Giving a Bulldog a Boost: More Carpentry Details at Wallace Park Modern Remodel

This is the second installment in a three-part love letter to carpentry details from our recently completed Wallace Park Modern whole house remodel project. The first post about the project’s extensive grain-matching can be found here.

Inlaid Stair Detail

What do you do when a homeowner has a sleek, modern staircase planned as the focal point of their sleek, modern home, but owns a dog with a low, southbound center of gravity? To help the client’s bulldog, Tuna, lumber up and down the stairs (and protect the dark stained finish), a design detail was initially added to help him gain some traction: rubber pads glued on top of the treads. This detail stuck out to H&H Project Supervisor Mac Casares, and, not quite satisfied, kept eyeballing the planned stair with Site Lead Steve Pink to find a more elegant solution.

A few hypothetical scenarios later, they hit it: what if they inlaid the rubber traction strip into the treads, preserving the clean lines of the stair while helping give Tuna some lift? And for extra visual interest, what if the staircase was floating, with a single stringer close to the wall but not attached flush?

Complicating matters were the steel rods running from the ceiling down into the treads, all perfectly spaced off of a structural steel beam that had been planned five months before the question of the stair finishes was even a live issue.

Custom Stairs at Wallace Park Home Remodel | Hammer & Hand

The deceptively clean result took a sizable number of touches to pull off. Months ahead of the final installation, Steve was working through how the components would all fit together, laying out the pieces and mentally planning each step. Each stair had to be cut, dado-ed (cutting a trench into the stair to fit the rubber), sanded, stained, sealed, the rubber glued in, and drilled for the rods, all requiring perfect measurements and cuts to orchestrate and complete such an unforgiving installation. H&H carpenters J Leaver and Mike Evans logged many hours fitting and installing the treads to match Steve’s specifications.

Stair Inlay Detail | Hammer & Hand Stair Inlay Detail at Wallace Park Modern | Hammer & Hand

Like the project’s grain-matched wall we discussed before, the symmetry and strong modern lines carrying through the home left no margin for error on the stairs. But the extra thought and effort put into crafting a solution that honored the home’s design while solving the client’s need for durability and functionality was worth it. Just ask Tuna.

Invisible Pop-out Wall Vents

As part of the home’s extensive remodel, all of the windows were replaced with large, fixed picture windows affording treetop-framed views of the city below. The lack of operable windows was factored in to the new insulation and HVAC system selection to make sure there was ample fresh air flow, but the homeowner still liked the idea of an optional direct connection to the outdoors. The original home had existing wall vents, but they were bulky, stuck out from the wall, and were visually discordant with the remodel’s modern style.

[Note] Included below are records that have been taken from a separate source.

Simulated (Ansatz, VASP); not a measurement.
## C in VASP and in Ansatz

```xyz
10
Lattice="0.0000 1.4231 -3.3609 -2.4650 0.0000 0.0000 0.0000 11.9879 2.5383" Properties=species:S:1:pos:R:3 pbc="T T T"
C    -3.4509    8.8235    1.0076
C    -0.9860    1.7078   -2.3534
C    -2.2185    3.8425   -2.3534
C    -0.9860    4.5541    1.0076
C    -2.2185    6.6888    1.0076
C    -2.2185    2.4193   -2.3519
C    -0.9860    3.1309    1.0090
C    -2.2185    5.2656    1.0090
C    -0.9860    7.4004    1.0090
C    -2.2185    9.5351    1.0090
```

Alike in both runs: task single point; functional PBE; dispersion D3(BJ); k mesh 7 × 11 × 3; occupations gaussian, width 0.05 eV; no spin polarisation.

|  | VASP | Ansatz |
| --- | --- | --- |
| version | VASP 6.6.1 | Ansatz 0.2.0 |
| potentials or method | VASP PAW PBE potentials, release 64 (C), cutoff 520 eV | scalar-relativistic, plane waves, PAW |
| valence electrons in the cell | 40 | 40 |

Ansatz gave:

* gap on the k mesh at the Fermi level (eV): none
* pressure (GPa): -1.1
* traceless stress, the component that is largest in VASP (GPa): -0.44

Over the past couple years, Mac and H&H Woodshop Manager Dan Palmer have been working on perfecting an integrated door panel with the goal of being flush to the sheetrock and painted the room’s dominant wall color to effectively vanish when not in use, save for a thin reveal line. Given the discreet trim detailing and clean lines of the Wallace Park project, this was just the right application of the disappearing vent method in question.

Flush Face Vent | Hammer & Hand

Mac and Dan’s flush face vent doesn’t have a sheetrock corner on it, no L metal, and no joint usually seen when sheetrock comes into a no-jamb setting. It’s mostly built with MDO (Medium Density Overlay, a plywood product with a paper layer that accepts sheetrock mud), and uses window hardware as opposed to typical door hinges.

Vent Detail | Hammer & Hand

The improvements weren’t just aesthetic, however. The original vents were not solid core or weather stripped, so by building new ones, we could improve upon the concept, add the weather stripping, and make the openings airtight.